Oral Histories

Tim O’Brien

Interview Segments on Topic: Crisis Management

Tim O’Brien Biography

Tim O’Brien, APR, formed O’Brien Communications in 2001 after  serving as Communications Director and the Chief Investor Relations  Officer at Tollgrade Communications, a NASDAQ company.

At Tollgrade, he was a member of the company’s Executive Committee,  responsible for all internal and external communications, serving as  primary spokesperson. From 1997 through 2000, Tollgrade grew from  $37.4 million in annual revenues to $114.4 million.

Before Tollgrade, Mr. O’Brien spent ten years at Ketchum, where he was  a Vice President, a member of the Pittsburgh office’s Management  Committee, and a leader in Ketchum’s national Workplace and Crisis  Communications practice areas. At Ketchum, he managed corporate,  employee and media relations, in addition to crisis communications  programs, community relations and marketing communications initiatives.

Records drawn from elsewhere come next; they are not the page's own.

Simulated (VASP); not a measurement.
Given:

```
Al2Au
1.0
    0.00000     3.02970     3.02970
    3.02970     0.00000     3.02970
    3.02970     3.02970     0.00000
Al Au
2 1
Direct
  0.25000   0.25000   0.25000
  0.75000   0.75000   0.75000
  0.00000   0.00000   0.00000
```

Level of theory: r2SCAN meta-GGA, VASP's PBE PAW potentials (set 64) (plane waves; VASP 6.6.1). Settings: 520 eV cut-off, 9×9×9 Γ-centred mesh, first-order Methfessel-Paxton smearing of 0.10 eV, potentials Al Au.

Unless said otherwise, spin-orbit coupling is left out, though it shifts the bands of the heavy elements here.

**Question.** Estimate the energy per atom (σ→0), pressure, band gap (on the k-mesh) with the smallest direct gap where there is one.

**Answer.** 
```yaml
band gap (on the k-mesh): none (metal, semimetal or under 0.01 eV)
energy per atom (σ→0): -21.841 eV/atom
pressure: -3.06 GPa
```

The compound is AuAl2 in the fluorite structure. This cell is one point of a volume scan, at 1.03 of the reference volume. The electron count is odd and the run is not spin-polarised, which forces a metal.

Prior to Ketchum, he served in account service at Pittsburgh-based  public relations firm Mangus/Catanzano. Before that, he spent two  years in advertising. He started his career as a producer/news writer  at KDKA TV & Radio in 1981.

Mr. O'Brien earned his bachelor’s degree with majors in Journalism and  Speech Communications at Duquesne University. He is an accredited  (APR) member of the Public Relations Society of America (PRSA), a  member of its Counselor’s Academy, and he has served on the PRSA/ Pittsburgh Board of Directors. He is a member of the Pittsburgh  Technology Council, and the Press Club of Western Pennsylvania.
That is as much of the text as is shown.